Wednesday, September 23, 2009

Grant Goddess? Hello? Hello?

O.k., I am sure that you are smart enough to notice the big gap in posts between June and now. No, I haven't been on a cruise for the last several months. I have been busy, busy, busy writing and working. I have been spending a lot of my time exploring other social networking options as vehicles for getting information to all of you (Facebook, etc.).

There are so many options these days that it's almost overwhelming, isn't it?

In any event, we're back here.....after all of our searching and exploration, it has become clear that this is the place to focus on for sharing our information.

So, feel free to follow us on Twitter or Facebook, but but the grantgoddess.com website and the blog (right here) will be the place to come for your grant-related information.

Write to the RFA or the Rubric?

This is an interesting question - should you address your narrative to the RFA instructions or the scoring rubric (if one is provided for you)?

The best answer, of course, is both. But what if the instructions in the RFA (that's Request for Applications) and the scoring rubric differ?
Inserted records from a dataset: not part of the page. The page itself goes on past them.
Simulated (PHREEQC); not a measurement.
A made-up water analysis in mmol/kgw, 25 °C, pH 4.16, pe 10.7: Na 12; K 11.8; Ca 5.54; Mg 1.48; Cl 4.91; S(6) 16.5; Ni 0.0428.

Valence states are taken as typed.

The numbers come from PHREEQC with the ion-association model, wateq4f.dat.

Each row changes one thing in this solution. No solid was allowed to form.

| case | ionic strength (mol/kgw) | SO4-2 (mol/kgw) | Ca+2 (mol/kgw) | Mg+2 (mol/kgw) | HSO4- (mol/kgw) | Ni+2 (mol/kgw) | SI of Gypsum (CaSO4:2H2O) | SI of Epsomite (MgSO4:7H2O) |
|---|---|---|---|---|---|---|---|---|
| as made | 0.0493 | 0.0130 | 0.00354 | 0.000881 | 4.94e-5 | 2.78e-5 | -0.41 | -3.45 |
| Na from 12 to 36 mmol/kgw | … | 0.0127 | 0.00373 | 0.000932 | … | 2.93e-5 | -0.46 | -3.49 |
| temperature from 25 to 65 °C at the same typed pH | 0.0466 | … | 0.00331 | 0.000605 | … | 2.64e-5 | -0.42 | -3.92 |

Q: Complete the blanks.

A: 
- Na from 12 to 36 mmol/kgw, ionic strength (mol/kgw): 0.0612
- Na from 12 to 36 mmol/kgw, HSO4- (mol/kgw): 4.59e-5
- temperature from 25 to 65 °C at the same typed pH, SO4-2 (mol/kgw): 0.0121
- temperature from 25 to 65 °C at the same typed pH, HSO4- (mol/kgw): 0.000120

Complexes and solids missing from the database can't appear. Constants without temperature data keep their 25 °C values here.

I participated in a grant competition this summer in which the funder put out the word that they knew the instructions and the scoring rubric did not match, and that even though the readers would be instructed to use the scoring rubric to make their decisions, they wanted the applicants to follow the instructions in the RFP. the scoring rubric was just provided for our information. Huh?

Here's my advice (and what I did for that competition over the summer):

Follow the instructions. However, make sure you also address everything in the scoring rubric. Unless the scoring rubric and the instructions give you opposite instructions (usually, if they don't match, it's the case that one just leaves out criteria that are included in the other), you'll have nothing to worry about if you write to both.